There is now a potential tragedy in that communities who have suffered most under austerity have now voted-in a Conservative government to wreak further destruction. And that would surely be the case if the right-wing Brexiteers get their way. They see Brexit as an opportunity for deregulation and an extreme form of marketisation – even talking about unilaterally removing protections for British industry – such is their fanatical commitment to unfettered trade.

But there is no mandate for this agenda. Boris Johnson even talked before the election about having a new state aid system by 2021. The Tories did not win votes from people in northern towns by saying they would be exposed to ever-fiercer international competition.

Following the election, Labour must now of course accept that there is no doubt that the people’s will is to leave the EU – and that that must be delivered.
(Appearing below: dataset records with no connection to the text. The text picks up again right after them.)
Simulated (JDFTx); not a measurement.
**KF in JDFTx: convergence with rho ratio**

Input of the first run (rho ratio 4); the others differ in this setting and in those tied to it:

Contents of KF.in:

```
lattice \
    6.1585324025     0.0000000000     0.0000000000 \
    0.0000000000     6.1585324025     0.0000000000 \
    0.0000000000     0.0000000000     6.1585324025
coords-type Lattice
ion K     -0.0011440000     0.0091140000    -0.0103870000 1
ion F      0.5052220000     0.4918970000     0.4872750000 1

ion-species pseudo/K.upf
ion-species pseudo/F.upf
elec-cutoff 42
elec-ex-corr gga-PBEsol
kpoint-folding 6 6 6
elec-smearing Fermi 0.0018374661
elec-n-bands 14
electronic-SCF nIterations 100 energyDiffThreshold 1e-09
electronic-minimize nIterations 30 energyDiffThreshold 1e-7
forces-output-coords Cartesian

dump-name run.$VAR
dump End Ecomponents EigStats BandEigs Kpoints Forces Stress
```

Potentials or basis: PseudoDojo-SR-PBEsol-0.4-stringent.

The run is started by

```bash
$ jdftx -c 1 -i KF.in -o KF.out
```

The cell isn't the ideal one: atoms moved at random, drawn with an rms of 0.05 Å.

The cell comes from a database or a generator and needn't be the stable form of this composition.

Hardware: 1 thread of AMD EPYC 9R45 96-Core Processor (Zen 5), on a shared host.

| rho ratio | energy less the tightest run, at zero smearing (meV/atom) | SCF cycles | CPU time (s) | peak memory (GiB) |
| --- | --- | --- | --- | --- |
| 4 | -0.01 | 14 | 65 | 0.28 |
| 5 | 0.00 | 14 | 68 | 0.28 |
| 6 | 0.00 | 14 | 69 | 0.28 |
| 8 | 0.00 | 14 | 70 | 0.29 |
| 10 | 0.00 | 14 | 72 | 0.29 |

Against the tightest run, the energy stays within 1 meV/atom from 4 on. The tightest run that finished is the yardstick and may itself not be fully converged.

But the Tories do not have a mandate for a deregulatory Brexit. In the next five years we need to defend the British public from any move by the Tories to exploit their majority to deregulate and further marketise our economy, whilst also setting out a positive vision of what could be achieved by a Labour government outside the EU.

Our radical manifesto would undoubtedly be easier to implement outside the EU, [including for example] :
– the re-nationalisation of the railways, and of Royal Mail
– increased public spending
– and having an activist government, intervening to protect and promote the interests of working people.

We’ll never know for sure now whether that manifesto was compatible with EU membership. 

But being outside the EU will make this agenda more achievable in the future, and it will make a party advocating these policies in a general election more believable, more credible, and more electable.

These are crucial days and weeks now for the Labour Party and the labour movement. 

We could double down on our criticism of Brexit and continue to bemoan the decision that has been taken.

Or we could double down on our advocacy of the radical economic policies that will decisively break with neoliberalism, and that can deliver for our people and communities. 

I believe we need to do the latter, and people involved in initiatives like LeFT need to work tirelessly now to win the argument, that a socialist UK outside the EU is possible. 

Thank you.

  • We publish above Paula Barker MP’s speech to the LeFT meeting in Wigan on Saturday 18 January 2020 as a contribution to the ongoing debates taking place on the left.